Lillie’s Delight
2007 Guenoc Sauvignon Blanc
Rating: ♠ ♠ ♠ 1/2
I’ll admit to not having the most refined palate in the world. While I like wine for its own sake, one of the things I love most about it is its rich history, which is why so many pages on this site are devoted to it. Some of my favorite wines, therefore, also come with a good back-story. In fact, a good tale on a fine wine is worth an extra 1/2 spade.
So I was excited when a rep sent me a sample bottle of the 2007 Guenoc Sauvignon Blanc. What’s its back-story? The Guenoc Valley and AVA lies north of the Napa Valley in Lake County, not far from picturesque Clear Lake, the largest fresh water lake in California. The area is known for its delicious Sauvignon Blancs, as well as for Cabs and Zins. None other than Lillie Langtry owned the vineyard between 1888 and 1906.
Fans of social, theatrical and royal history will remember Langtry, (aka, Emilie Charlotte Le Breton) as the notorious gilded age demimondaine and actress. Her lovers included Albert Edward, the Prince of Wales (later King Edward VII), Prince Louis of Battenberg (father of Mountbatten, last Viceroy of India) and the American multimillionaire industrialist, Freddie Gebhard, who bought her her own luxurious Pullman railroad car, the “Lalee.” Her portrait was painted by, among many lesser lights, Sir John Everett Millais, Sir Edward Poynter, Sir Edward Burne-Jones. Next to Sarah Bernhardt’s, Langtry’s image was probably the most recognized in the world at the time.

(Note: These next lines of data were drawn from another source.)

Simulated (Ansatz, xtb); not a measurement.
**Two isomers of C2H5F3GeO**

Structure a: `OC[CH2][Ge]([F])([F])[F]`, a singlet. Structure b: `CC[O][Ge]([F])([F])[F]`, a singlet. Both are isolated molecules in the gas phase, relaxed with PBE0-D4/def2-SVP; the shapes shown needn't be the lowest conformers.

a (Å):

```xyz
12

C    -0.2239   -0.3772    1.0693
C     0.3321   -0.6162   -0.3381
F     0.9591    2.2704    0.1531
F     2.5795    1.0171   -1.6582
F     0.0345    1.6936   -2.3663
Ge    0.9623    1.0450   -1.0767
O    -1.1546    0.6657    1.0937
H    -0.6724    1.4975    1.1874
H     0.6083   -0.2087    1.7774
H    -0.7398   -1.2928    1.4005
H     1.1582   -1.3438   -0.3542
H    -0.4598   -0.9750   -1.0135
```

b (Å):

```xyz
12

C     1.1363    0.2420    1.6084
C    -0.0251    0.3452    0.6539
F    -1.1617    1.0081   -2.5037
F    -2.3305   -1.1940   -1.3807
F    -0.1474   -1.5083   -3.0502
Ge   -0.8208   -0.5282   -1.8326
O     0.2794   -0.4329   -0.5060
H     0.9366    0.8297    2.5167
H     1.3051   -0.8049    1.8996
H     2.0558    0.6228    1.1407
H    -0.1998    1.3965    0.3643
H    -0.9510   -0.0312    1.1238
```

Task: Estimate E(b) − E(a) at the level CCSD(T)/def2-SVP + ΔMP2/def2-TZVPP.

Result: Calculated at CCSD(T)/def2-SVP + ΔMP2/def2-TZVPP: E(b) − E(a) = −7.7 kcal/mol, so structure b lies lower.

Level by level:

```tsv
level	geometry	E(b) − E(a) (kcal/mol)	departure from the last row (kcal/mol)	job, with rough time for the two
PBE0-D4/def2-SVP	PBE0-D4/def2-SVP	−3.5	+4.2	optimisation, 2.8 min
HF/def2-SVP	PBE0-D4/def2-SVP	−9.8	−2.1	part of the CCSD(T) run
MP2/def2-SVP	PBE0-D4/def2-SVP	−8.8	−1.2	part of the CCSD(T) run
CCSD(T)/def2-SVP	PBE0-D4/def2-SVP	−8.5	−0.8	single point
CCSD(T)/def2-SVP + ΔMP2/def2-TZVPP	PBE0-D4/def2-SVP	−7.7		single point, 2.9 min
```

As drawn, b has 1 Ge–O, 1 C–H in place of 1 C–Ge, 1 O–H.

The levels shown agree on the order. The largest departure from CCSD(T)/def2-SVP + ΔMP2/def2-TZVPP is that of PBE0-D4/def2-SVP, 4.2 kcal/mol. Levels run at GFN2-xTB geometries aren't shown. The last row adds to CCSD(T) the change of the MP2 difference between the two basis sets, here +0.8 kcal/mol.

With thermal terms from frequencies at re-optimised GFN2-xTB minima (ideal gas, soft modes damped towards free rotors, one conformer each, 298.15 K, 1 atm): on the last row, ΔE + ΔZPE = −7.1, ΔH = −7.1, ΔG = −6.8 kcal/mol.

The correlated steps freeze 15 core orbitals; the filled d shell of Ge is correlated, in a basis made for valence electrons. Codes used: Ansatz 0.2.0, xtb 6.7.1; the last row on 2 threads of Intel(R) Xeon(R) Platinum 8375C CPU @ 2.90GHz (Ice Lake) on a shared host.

History records that Langtry arrived in St. Helena via the “Lalee,” and then staegcoached the rest of the way over Mt. St. Helena and into Lake County. According to the winery’s website, Langtry began making wines and had 51 tons of grapes crushed in her first pressing. With the help of her winemaker, a Frenchman named Henri Descelles, Langtry produced a wine which she proclaimed to be the “greatest claret in the country.” The wine was bottled and sold imprinted with an image of her famous profile.
Langtry sold the property in 1906 and, hankering after her native England and the Isle of Jersey, where she was born, sailed back to Europe. She married Hugo de Bathe, 19 years her junior, and became Lady de Bathe. When Langtry sold the property, pre-Prohibition California wine-making was at its height, and California wines were sought after and prized, winning many medals in European capitals. A slow regression took place as the new century matured, with many wine-growers going for quantity over quality. Then Prohibition ruined much of what was left.
Luckily for us, Langtry’s vineyard somehow survived and, according to the winery’s website, when the current owners bought the property in the early 1960s, “a Syrah, Petit Verdot and white grape vines of mysterious origin were found on the hillside vineyard site after at least half a century of neglect.” The new owners then set about to follow in Langtry’s footsteps to produce the “greatest claret in the country,” and became the first vineyard in the U.S. to plant the five major Bordeaux varietals. I haven’t tried their “Langtry Red,” so I can’t say whether they have succeeded, but that will change soon.
For some years, the vineyard sold wines under the “Guenoc” label, which sported Langtry’s Greecian profile. Recently, however, they’ve changed their name to “Langtry Estate & Vineyards,” and now sell wines under that label. Though Guenoc is gone, Langtry’s face remains on the bottles*
But what of the wine? I took the bottle with me up to a cabin near Ukiah, not far from Clear Lake and the Langtry estate, where I was to spend part of my long Independence Day weekend with friends. Among these was Steve Waters, a long-time friend as well as a long-time rep for the inimitable Kermit Lynch, one of the top purveyors of imported French wines in the United States. (Yeah, talk about a tough crowd.)
We opened the 2007 Guenoc SB and were immediately struck by its freshness — not that it seemed immature, just fresh – as in refreshing. Of the nose, my roommate, Alicia, who always manages to come up with the most florid descriptors, proclaimed, “steely lavender.” I can’t argue with that: the nose was a brisk and cooling, with a touch of the floral. Others said, “hay bails,” “pear” “kiwi” and “star fruit.” Can’t argue with that either. I like a SB with a lot of grass to it, and I thought this could use a tad more. But I quibble.
The 2007 Guenoc SB is a fine daytime wine that would so well with light, refreshing meals, salad, nuts or cheese. And it has one hell of a back-story.
*You can still by Guenoc SB and other wines under the Guenoc label until the stocks run out.